LinkedIn also adds Two-Step verification

Repeated attempts of hacking online services such as Evernote, Facebook and Twitter has forced LinkedIn to introduce two-step verification feature for its service. Two-step verification is increasingly getting popular these days due to rise in number of attacks on social media sites and other high-profile services. As such many services are adding it as an optional security feature. The feature allows users to add a second level of defense to their account.

LinkedIn

What is two-step verification

Two-step verification as most of you might now know requires a user to use more than one form of verification to access his account. The verification requires a numeric code in addition to an account password. This, to an extent helps in averting malicious attempts to access your account.

“Most internet accounts that become compromised are illegitimately accessed from a new or unknown computer (or device). Two-step verification helps address this problem by requiring you to type a numeric code when logging in from an unrecognized device for the first time. This code will be sent to your phone via SMS. When enabled, two-step verification makes it more difficult for unauthorized users to access your account, requiring them to have both your password and access to your mobile phone”, the LinkedIn blog reports.

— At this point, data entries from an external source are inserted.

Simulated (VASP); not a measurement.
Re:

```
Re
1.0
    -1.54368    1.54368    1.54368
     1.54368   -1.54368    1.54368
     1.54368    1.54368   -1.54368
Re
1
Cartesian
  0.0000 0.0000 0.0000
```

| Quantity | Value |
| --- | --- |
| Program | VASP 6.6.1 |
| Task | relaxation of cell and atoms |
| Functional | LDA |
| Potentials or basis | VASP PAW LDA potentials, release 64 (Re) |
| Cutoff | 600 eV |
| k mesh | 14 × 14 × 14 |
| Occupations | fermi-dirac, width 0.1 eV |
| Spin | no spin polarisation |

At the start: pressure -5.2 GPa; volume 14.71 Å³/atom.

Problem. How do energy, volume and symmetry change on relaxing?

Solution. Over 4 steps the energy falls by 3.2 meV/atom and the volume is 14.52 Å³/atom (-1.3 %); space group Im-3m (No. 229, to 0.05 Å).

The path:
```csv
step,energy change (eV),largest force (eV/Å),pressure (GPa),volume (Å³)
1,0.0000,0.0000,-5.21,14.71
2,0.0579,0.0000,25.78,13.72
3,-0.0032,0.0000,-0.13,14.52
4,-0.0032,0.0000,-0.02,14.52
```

How to enable LinkedIn two-step verification

  1. The feature can enabled through users’ security settings page. Just hover the mouse pointer to the icon in the top-right corner of the site and select “Privacy & Settings,”
  2. Then, choose ‘Accounts’ tab from the left-hand side and click ‘Manage security settings’ link.
  3. Under ‘Security Settings’ section look for ‘Two-step verification for sign-in’ option. When found, Turn the feature on and click on the ‘Done’ button.

That’s it!

Last words

The reason two-step verification is fast gaining acceptance: most accounts become compromised from new or unknown computers or devices. Although, LinkedIn hasn’t suffered much as other social networks, like Twitter, when it comes to compromised accounts, it’s good to see the company taking early precautionary measures to prevent the same.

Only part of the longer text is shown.